We all want to travel to exotic places that give us the journey of a lifetime. Warm memories to keep us warm in winter. Moments of joy we can look forward to remembering as we get older. But what if at some point something strange happens and our entire life shrinks in a single day? A day that might be our last one?
Guy (Gael Garcia Bernal) and Prisca (Vicky Krieps) expect to have their last vacation as a family before sharing the important news to their children, Maddox and Trent. The place they travel to is the isolated Anamika Resort, which is absolutely stunning. Hoping to spend some memorable times, the couple gets an exclusive invitation from the resort manager (Gustaf Hammarsten) to spend time at an isolated beach surrounded by glowing rocks. Upon arrival, strange things begin to happen, and one of them, shockingly, begins to age at a rapidly scary pace, literally threatening to see their entire life end within one day.
One of the catchiest phrases in the film is “welcome to our version of paradise”, by the resort manager when he greets new guests. It seems not everybody gets the exclusive invitation to the secret beach. However, along with Prisca, Guy and their children, they are being accompanied by Charles (Rufus Sewell), his wife Chrystal (Abbey Lee), mother Agnes (Kathleen Chalfant) and daughter Kara, as well as Jarin (Ken Leung) and his wife Patricia (Nikki Amuka-Bird). They all get a rare chance to experience what, sadly, will turn into a nightmare of fast-track ageing with no sign of slowing down.
Based on the graphic novel “Sandcastle” by Pierre-Oscar Levy, and screenplay written by the director M. Night Shyamalan, the film delivers a creepy and surreal atmosphere, mostly around character study. Shyamalan casts himself too, as a prominent Hotel Van Driver, who sends guests on their way to the nightmarish quest. With an elegant filmmaking style and excellent camera work, the film allows the actors to play their part as they begin to age minute by minute turning their life into a living hell. Frankly, it’s shot so realistically, certain scenes are unbearable to watch.
All the characters that enter the beach are exquisite and unique. We realize that they all have their own purpose to serve. But not revealing much, it’s something I will leave for you to learn about. What works about the film is that it does not give much information on why they age, but rather focuses on nature that literally does its work the best. The final twist is surprising and something hard to guess. As for the written lines, they could be better, of course. But to picture ourselves in place of Shyamalan’s characters, it is hard to imagine what kind of discussion we would have apart from being freaked out.

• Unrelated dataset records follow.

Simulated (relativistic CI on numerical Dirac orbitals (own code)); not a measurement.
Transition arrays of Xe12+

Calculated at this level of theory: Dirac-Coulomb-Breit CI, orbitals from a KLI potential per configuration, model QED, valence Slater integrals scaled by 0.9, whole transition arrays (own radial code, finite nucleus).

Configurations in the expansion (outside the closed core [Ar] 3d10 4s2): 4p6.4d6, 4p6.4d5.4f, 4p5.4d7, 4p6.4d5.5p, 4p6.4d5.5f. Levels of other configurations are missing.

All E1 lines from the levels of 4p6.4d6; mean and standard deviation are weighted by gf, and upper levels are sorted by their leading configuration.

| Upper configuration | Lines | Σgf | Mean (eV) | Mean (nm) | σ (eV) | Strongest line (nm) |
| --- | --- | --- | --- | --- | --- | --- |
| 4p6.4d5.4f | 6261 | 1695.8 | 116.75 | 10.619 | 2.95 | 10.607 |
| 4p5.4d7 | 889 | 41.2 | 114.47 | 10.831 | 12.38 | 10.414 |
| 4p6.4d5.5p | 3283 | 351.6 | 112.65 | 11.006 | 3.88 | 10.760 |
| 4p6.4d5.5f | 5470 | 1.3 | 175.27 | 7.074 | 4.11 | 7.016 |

In sum, “Old” is a decent and much-needed film to see this year. It provides an interesting perspective on life within a short amount of time, whether you want it or not, you will think about it. As life shrinks for everyone involved, there are fatalities too that will raise more questions than answers. Overall, it’s an intelligent piece of filmmaking that will be, sadly, appreciated only by the most attentive and caring viewer. It is certainly not made for everyone. But once you’ve tuned yourself into it, you would realize it was not the wrong choice. It will absorb you and transport you right into the epicenter of the event where you, along with the heroes of the film, will try to escape a beach that has no intention of letting anyone go.